Cynthia Umurungi is a storyteller who gives a human voice to African organisations and businesses.

Her voice is one I have wanted to share on this podcast for a long time - and not only because I have underrepresented voices of African heritage so far on this podcast. Cynthia’s work delicately combines storytelling and creativity with deep empathy and insights.

In this episode, we explore the challenges of facilitating in a culture that isn’t your own, how team dynamics change across cultures, and how Western ideas of facilitation can falter in a non-Western workshop.

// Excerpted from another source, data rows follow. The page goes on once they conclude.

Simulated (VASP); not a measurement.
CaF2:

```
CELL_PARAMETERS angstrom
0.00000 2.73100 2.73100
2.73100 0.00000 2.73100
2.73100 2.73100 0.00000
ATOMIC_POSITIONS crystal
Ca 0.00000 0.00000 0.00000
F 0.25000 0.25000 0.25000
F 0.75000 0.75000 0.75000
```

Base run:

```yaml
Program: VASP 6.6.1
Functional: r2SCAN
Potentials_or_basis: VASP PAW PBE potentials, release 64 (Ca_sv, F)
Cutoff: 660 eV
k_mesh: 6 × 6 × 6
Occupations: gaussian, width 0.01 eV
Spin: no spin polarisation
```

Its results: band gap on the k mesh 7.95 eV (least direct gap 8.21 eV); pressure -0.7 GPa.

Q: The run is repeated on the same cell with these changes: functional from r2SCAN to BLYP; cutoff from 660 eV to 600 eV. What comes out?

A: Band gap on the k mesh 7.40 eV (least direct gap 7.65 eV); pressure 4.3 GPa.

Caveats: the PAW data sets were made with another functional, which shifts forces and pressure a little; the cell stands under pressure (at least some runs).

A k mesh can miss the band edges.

Broaden your horizons with this incredibly insightful, energetic episode! 

Find out about:

  • Why cultural undercurrents in the room will determine your workshop’s effectiveness
  • How to interpret shades of silence and find the thin line between thoughtful and tense
  • How language and translation affect our sense of safety
  • The need for openness and ‘no foolish questions’ when speaking in a second language
  • Why clear language and expectations reduce your risk of unpleasant surprises
  • How to use a ‘story wall’ to encourage creativity, sharing, and ice-breaking   

Don’t miss the next episode: subscribe to the show with your favourite podcast player.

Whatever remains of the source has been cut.